I stumbled across our editor Bob Plain at Beyond Occupy: What Does a New Economic System Look Like? which took place at 10:30 AM. Bob was unfortunately trying to coordinate with David Pepin on the budget live-blogging, leading to some furtive discussion on his cellphone that eventually attracted a few stares before Bob went outside. The panel discussion itself was somewhat disappointing. I was hoping for an articulated view of a new economic system. It was moderated by Jenifer Fernandez Ancona of the Women Donors Network; and features Sarita Gupta (Executive Director of Jobs With Justice), Simon Johnson (Professor at the Massachusetts Institute of Technology’s Sloan School of Management and former Chief Economist at the International Monetary Fund), Colin Mutchler (CEO and co-founder of LoudSauce), and Erica Payne (Founder and President of the Agenda Project).
As I said, if I was expecting a sort of map of how a new economic system is supposed to look, this was not it. Despite an early statement about this discussion being titled “Beyond Occupy” due to the fact that Occupy changed the nature of discussion but needs to articulate a vision, no such vision came forward. There were some interesting turns of phrase. Mr. Mutchler seemed to have the clearest vision of what an economy should be organized around: happiness. A commenter from the audience seemed to support that, but undercuts their own authority by saying that happiness is in the Constitution; it’s not. Ms. Ancona said that ultimately what happens are two competing views of the economy: that of the right which views it as a natural force and that of the left that views it as a human-created force.
Most surprising was the fact that labor was de-emphasized here. At one point, Ms. Ancona turned to Ms. Gupta and said, “I don’t think I imagine a future with labor.” Ms. Gupta was somewhat tepid in her response, saying that the labor movement in America was too concerned with its specific members and hadn’t grown out of a class conscious movement. Which is both right and wrong. But it’s about what you’d expect; the “netroots” is largely non-union, who understand a union in theory but don’t feel the need to associate with the labor movement. It goes to show, “progressive” is a wide-open term.
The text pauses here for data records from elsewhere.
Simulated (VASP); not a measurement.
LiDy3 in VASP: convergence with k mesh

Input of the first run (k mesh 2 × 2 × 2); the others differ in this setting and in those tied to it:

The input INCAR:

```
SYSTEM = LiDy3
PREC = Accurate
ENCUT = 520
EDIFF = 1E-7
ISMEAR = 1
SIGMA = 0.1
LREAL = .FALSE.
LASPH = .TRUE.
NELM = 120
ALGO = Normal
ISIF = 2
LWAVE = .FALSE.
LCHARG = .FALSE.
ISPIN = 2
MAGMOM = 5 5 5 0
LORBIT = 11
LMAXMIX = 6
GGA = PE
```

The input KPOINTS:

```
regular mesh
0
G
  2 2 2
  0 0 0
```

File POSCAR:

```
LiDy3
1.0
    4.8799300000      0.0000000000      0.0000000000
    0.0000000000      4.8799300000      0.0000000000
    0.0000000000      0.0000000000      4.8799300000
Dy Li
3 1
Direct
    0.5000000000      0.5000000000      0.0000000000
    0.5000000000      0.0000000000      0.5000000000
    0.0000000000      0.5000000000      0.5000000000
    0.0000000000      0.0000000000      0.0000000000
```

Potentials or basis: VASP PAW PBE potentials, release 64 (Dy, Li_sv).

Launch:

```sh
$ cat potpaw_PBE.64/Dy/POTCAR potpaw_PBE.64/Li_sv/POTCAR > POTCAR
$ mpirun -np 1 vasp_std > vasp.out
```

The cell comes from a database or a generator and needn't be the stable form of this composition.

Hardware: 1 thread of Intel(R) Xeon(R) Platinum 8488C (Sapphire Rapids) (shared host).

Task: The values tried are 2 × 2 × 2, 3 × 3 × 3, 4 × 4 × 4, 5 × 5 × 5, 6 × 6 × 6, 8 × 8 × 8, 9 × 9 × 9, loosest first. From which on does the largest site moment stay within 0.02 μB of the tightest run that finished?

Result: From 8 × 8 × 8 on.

While ultimately a “new economic system” doesn’t come forth (Erik Loomis of Lawyers, Guns and Money criticized this discussion as “5 people talking about the greatness of slightly reformed capitalism” on his Twitter feed), I think Mr. Mutchler was the most on the ball when he said that we’re living in an era where institutions (like big banks and even democracy) are breaking down; but that below the surface, new innovations are taking place. But there was no real takeaway here.